Alley Cat IBM PC & PCjr Capture with Borders
Alley Cat was originally made for the Atari 8-bit computers by Bill Williams and John Harris in 1983 and released by Synapse Software. While a fine game on that platform, Alley Cat had a lot of competition and it is perhaps most well-known by its PC port. IBM published several high quality ports of games originally developed on other platforms during the lifespan of the IBM PC and PCjr. Alley Cat was one of the last of these releases. The company shortened its name to SynSoft when IBM was performing publishing duties.
Alley Cat as designed to run on an IBM PC with a CGA card and optionally supports a joystick. On the surface, the CGA support is not particularly impressive. Only the two BIOS-supported color palettes are used, there is no support for artifact color, more colorful modes or alternate palettes. It has support for the PCjr.'s special music chip for its opening song and can display alternate palette colors during the game but is still limited to four colors on screen at any one time.
One thing you will almost never see in YouTube videos showing off this game is Alley Cat's manipulation of the border color. CGA cards were designed to show a border on the left and right sides of the monitors of the day. This was important so text characters would not be cut off by a monitor's bezel. For similar reasons, the top and bottom of the screen would also have a border as not all monitors provided an external control to adjust the line height.
In the most commonly used CGA graphics mode, 320x200 with four colors, predefined into one of two palettes, the color select register on the card can set the background color to any of the 16 colors CGA can display. When the background color changes, the border color changes as well. There is BIOS support for this feature, which is why it works when Alley Cat is run on an EGA or VGA card. The area outside the active screen area was not always black. DOSBox does not, in its mainline builds, support showing the border color. DOSBox-x may and 86Box does support showing border color changes but for this capture I decided to use original hardware.

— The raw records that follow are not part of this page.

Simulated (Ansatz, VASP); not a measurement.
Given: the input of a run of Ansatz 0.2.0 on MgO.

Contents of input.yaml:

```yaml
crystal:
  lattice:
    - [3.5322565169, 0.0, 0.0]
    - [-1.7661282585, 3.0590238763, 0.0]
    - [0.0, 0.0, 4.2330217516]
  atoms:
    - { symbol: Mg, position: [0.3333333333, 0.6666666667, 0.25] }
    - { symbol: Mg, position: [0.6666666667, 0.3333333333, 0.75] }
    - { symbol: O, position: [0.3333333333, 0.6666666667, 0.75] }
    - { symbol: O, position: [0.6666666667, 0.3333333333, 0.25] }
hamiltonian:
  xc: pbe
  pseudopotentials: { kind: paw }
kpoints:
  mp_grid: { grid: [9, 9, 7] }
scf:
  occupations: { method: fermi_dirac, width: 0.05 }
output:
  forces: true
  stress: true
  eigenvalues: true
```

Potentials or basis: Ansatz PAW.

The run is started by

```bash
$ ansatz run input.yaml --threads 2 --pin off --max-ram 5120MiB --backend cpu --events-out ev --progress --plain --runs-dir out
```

For the first part of this video I have brought out my Tandy 1000 SX, running it in slow mode for 4.77MHz 8088 performance. As I am running an original disk image through a Gotek with Flash Floppy firmware, the PCjr. enhancements are unavailable on this system. Then for the second part of this video, I brought out my PCjr and put the Gotek into it. I recorded the RGBI output of each system via an RGB2HDMI connected to a Datapath VisionRGB E1s while watching the game displayed by the SX and PCjr.'s composite video output. The audio output was recorded through the RCA audio output from the SX and PCjr., which is much easier than using alligator clips on a PC or XT. Control was provided with a Tandy Deluxe Joystick and a IBM PCjr. Attachable Joystick. Both captures were upscaled to a proper CGA 5:6 pixel aspect ratio and combined into one video.
The PCjr. gives the prompt "Are you using a TV or an external speaker" whereas the PC does not. This is necessary because the PCjr.'s enhanced sound chip can only be heard by an external speaker. If you respond with N, you will hear the same PC Speaker music played on a PC. The PCjr. is slower than the PC because Alley Cat does not use RAM above the first 128K area but for the most part the game speed is the same as the PC.
Several screens in Alley Cat change border color. The most notable example is inside the Aquarium Room's fish bowl. On this screen, as Freddy swims around, he changes color as he starts to run out of air. He is using the background color, so the borders change colors as he does. If he touches an electric eel, the screen will flash bright white. The background and border flash green during the bonus score screen and red in the Kennel when the dogs give a warning growl. The background and border color changes from black to blue when you grab a gift box and flashes blue when you reach Felicia in the Cupid Room at the end of each round.